I’ll never know what it means to be a slave, producing forced, free labor, in the United States prior to the Thirteenth Amendment to the United States Constitution. More definitively, I could not imagine what it would mean to be a legally free person and still be held captive for little over a decade.
To date, the story of Solomon Northup and his 1853 memoir’s adaption in Direct or Steven McQueen’s 12 Years a Slave is the closest, realest slavery account ever captured in a theatrical form. The movie goes beyond the explicitness of Roots (1977), the unfairness of Amistad (1997), and the vulgarity of Django Unchained (2012). 12 Years a Slave posthumously pays tribute to Solomon Northup’s strength, perseverance, and survival techniques to overcome his unfortunate predicaments.

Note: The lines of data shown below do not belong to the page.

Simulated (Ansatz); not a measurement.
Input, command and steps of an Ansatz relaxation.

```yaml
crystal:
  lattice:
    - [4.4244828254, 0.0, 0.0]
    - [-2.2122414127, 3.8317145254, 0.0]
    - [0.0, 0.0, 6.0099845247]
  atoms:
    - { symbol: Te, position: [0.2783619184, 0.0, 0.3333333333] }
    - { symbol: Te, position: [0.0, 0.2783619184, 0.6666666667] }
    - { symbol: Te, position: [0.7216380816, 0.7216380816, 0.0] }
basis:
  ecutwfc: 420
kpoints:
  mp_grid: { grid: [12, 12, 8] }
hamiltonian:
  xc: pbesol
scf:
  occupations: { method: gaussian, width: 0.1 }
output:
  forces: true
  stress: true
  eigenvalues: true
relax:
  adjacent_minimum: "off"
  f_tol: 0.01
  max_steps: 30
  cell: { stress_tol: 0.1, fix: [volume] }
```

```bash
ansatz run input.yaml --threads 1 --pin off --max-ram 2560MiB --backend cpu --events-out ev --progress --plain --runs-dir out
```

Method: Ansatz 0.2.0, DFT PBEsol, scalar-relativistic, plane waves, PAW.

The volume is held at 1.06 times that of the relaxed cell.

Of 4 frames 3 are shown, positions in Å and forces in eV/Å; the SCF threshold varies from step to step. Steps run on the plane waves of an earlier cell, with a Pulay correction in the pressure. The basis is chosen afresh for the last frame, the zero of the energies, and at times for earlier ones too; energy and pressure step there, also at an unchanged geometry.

British actor Chiwetel Ejiofor vividly and undoubtedly gets better with time. Keeping a low radar, Ejiofor has the makings to possess a seasoned career as Hollywood greats like Morgan Freeman or Sidney Poitier. As a legitimate Academy Award contender, Ejiofor has made leaps and bounds since his initial minimal roles like mean, ego-tripping drug lord, Victor Sweet, in Four Brothers (2005) (which is one of my favorite movies by the way).
Opposite of Ejiofor was a petite, frail African actress, Lupita Nyong’o, who made her American film debut as Patsey, bursting onto the Hollywood scene with a vengeance. Her first major role will most definitely be a memorable one. Patsey was delicate, calm, and graceful. On October 22nd, Nyong’o won the New Hollywood Award at the 17th Annual Hollywood Film Awards.
Brad Pitt’s role of a Canadian carpenter and abolitionist, Samuel Bass, was climax changing because Bass finally aided Northup to freedom. But Brad Pitt was microscopic compared to the entire scheme and progression of the movie. I expected for Brad Pitt to be in his usual picture perfection and he was just “eh.” (ok, borderline, mediocre)
You will lose yourself, forgetting that you are watching a movie but actually thinking you are trapped on the hot, cotton-infested Louisiana plantation with Solomon Northup.
In the theatre, I watched as people cringe in their seats, scream in visual agony, and even one woman, walked out of the theatre due to the movie’s intensity. These actions are only a testament to the movies life-like narratives of Solomon North’s 12-year longing to see freedom again.
5 Stars: There are some gruesome, harsh realities in 12 Years a Slave, officially making it the best movie I have seen all year and equally, the hardest movie to watch.
Locally, 12 Years a Slave opens at the AMC Waterfront, Cinemark Robinson Township, and Manor Theater Friday, November 1st.